Missing data imputation and instrumental variables regression: the tidy approach
RIn this blog post I will discuss missing data imputation and instrumental variables regression. This is based on a short presentation I will give at my job. You can find the data used here on this website: http://eclr.humanities.manchester.ac.uk/index.php/IV_in_R
The data is used is from Wooldridge’s book, Econometrics: A modern Approach. You can download the data by clicking here.

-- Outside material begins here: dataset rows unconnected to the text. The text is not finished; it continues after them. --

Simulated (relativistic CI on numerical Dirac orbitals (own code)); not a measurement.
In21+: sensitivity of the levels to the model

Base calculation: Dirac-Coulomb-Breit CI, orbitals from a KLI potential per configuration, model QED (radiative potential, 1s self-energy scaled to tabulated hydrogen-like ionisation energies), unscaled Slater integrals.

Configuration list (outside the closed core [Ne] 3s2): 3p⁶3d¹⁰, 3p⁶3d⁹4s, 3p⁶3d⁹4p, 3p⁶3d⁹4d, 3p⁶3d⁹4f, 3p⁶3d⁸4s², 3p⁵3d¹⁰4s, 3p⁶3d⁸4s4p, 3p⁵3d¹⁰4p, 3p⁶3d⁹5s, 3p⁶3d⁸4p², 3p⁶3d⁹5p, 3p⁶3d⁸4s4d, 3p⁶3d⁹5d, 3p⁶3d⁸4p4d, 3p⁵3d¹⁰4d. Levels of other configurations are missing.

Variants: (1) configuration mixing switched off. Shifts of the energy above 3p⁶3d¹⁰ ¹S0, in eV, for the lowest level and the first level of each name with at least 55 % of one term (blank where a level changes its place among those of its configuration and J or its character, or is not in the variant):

This is the variable description:
1. inlf =1 if in labor force, 1975
2. hours hours worked, 1975
3. kidslt6 # kids < 6 years
4. kidsge6 # kids 6-18
5. age woman's age in yrs
6. educ years of schooling
7. wage estimated wage from earns., hours
8. repwage reported wage at interview in 1976
9. hushrs hours worked by husband, 1975
10. husage husband's age
11. huseduc husband's years of schooling
12. huswage husband's hourly wage, 1975
13. faminc family income, 1975
14. mtr fed. marginal tax rate facing woman
15. motheduc mother's years of schooling
16. fatheduc father's years of schooling
17. unem unem. rate in county of resid.
18. city =1 if live in SMSA
19. exper actual labor mkt exper
20. nwifeinc (faminc - wage*hours)/1000
21. lwage log(wage)
22. expersq exper^2
The goal is to first impute missing data in the data set, and then determine the impact of one added
year of education on wages. If one simply ignores missing values, bias can be introduced depending on
the missingness mechanism. The second problem here is that education is likely to be endogeneous
(and thus be correlated to the error term), as it is not randomly assigned. This causes biased estimates
and may lead to seriously wrong conclusions. So missingness and endogeneity should be dealt with, but
dealing with both issues is more of a programming challenge than an econometrics challenge.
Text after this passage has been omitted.